This is an archived article that was published on sltrib.com in 2012, and information in the article may be outdated. It is provided only for personal research purposes and may not be reprinted.

Children inherit more from their mothers than their eye color or their height. They carry on their attitudes, their habits, their values.

And that is why some of Utah's most accomplished career women are out and about stressing that women who do not plan on devoting their lives to the working world still need to attain the highest level of education that they can.

And that the rest of us need to help them.

Utah's business community has told us that in order to compete in the global economy, the state needs to raise the share of its work force that has either college degrees or some other post-secondary certificate from the current 36 percent to 66 percent by the year 2020.

What makes that task even more daunting than it appears is the recent report from the Utah Women's College Task Force, co-chaired by former Gov. Olene Walker and Utah Board of Regents Vice Chair Bonnie Jean Beesley. That group found that the number of Utah women with such levels of education is not only below that of Utah men (25.5 percent to 31.6 percent), it also lags 2 percentage points behind the share of women nationwide. In many advanced nations, all those totals can reach as high as 60 percent.

While Utah's conservative culture talks the talk about the value of education, and sees many young women enter college, too many of them do not graduate. Their lives take a different path, to early marriage and motherhood, as brothers, husbands and sons earn their degrees.

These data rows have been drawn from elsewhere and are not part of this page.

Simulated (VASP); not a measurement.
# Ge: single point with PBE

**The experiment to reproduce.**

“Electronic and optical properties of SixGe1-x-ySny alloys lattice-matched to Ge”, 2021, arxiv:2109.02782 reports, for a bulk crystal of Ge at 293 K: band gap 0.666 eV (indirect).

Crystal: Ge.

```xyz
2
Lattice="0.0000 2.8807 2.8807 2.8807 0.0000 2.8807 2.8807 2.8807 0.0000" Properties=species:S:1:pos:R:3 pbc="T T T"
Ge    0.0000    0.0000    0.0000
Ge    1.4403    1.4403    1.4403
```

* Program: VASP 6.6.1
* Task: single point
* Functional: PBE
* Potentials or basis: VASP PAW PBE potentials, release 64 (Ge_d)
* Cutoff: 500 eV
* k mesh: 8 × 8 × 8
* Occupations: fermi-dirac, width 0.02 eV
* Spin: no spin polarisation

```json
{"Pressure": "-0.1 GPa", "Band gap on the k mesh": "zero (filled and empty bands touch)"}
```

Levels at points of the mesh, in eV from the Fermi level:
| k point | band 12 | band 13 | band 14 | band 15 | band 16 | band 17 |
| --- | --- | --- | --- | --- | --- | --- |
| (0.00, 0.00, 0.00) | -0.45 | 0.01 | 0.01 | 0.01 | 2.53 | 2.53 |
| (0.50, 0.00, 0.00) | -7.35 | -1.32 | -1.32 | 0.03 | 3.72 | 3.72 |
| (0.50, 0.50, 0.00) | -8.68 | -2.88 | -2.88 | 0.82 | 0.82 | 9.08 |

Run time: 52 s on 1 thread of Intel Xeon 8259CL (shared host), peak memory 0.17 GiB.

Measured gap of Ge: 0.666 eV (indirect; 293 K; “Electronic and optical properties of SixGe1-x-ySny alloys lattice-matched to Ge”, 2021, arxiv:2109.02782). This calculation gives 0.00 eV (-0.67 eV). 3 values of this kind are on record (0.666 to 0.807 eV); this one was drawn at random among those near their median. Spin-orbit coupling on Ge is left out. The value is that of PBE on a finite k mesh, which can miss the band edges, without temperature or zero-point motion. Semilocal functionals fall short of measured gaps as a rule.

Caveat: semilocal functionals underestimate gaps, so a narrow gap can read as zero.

In the long run, though, that trend can be a trap. A modern economy that demands two paychecks for a middle-class lifestyle and an irreversible trend toward more single motherhood mean that women are steered into the work force and need the best credentials they can bring.

At least as important, though, is task force research showing that even stay-at-home moms who have college degrees are healthier, emotionally stronger, better able to fully support all the needs of their children. And they are more active, through voting and through leadership, in ways that improve the society in which those children will grow up.

They are role models for their own daughters. And sons.

These generalizations ought not be read as demeaning all the wonderful mothers with less formal education. But they are true enough to demand respect.

The recent session of the Utah Legislature granted a $100,000 budget for a women's higher education hub to encourage women to begin, and to complete, their post-secondary eductions. It's a good start.